Merge pull request #5951 from chengduoZH/fix_conv_doc

chengduo · web-flow · commit 5a3d1362f7fa · 2017-11-29T17:17:03.000+08:00
fix conv and conv_trans op doc
diff --git a/paddle/operators/conv_op.cc b/paddle/operators/conv_op.cc
@@ -97,7 +97,7 @@ Conv2DOpMaker::Conv2DOpMaker(framework::OpProto* proto,
       .SetDefault({0, 0});
   AddAttr<int>(
       "groups",
-      "(int default:1), the group size of convolution operator. "
+      "(int default:1), the groups number of the convolution operator. "
       "According to grouped convolution in Alex Krizhevsky's Deep CNN paper: "
       "when group=2, the first half of the filters is only connected to the "
       "first half of the input channels, while the second half of the filters "

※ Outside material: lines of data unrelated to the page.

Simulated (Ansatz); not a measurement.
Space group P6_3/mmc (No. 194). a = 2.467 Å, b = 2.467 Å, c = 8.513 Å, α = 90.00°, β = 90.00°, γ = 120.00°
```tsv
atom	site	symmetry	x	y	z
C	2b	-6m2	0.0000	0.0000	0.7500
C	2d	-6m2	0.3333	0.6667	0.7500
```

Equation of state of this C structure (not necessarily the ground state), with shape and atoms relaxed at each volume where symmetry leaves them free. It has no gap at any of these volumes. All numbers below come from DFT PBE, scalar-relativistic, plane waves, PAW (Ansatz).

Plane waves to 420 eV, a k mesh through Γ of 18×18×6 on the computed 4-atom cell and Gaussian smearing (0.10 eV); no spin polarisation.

@@ -112,23 +112,29 @@ Conv2DOpMaker::Conv2DOpMaker(framework::OpProto* proto,
 Convolution Operator.
 
 The convolution operation calculates the output based on the input, filter
-and strides, paddings, groups, dilations parameters. The size of each dimension of the
+and strides, paddings, dilations, groups parameters. The size of each dimension of the
 parameters is checked in the infer-shape.
-Input(Input, Filter) and output(Output) are in NCHW format. Where N is batch
+Input(Input) and Output(Output) are in NCHW format. Where N is batch
 size, C is the number of channels, H is the height of the feature, and W is
-the width of the feature. Parameters(ksize, strides, paddings, dilations) are two elements.
-These two elements represent height and width, respectively.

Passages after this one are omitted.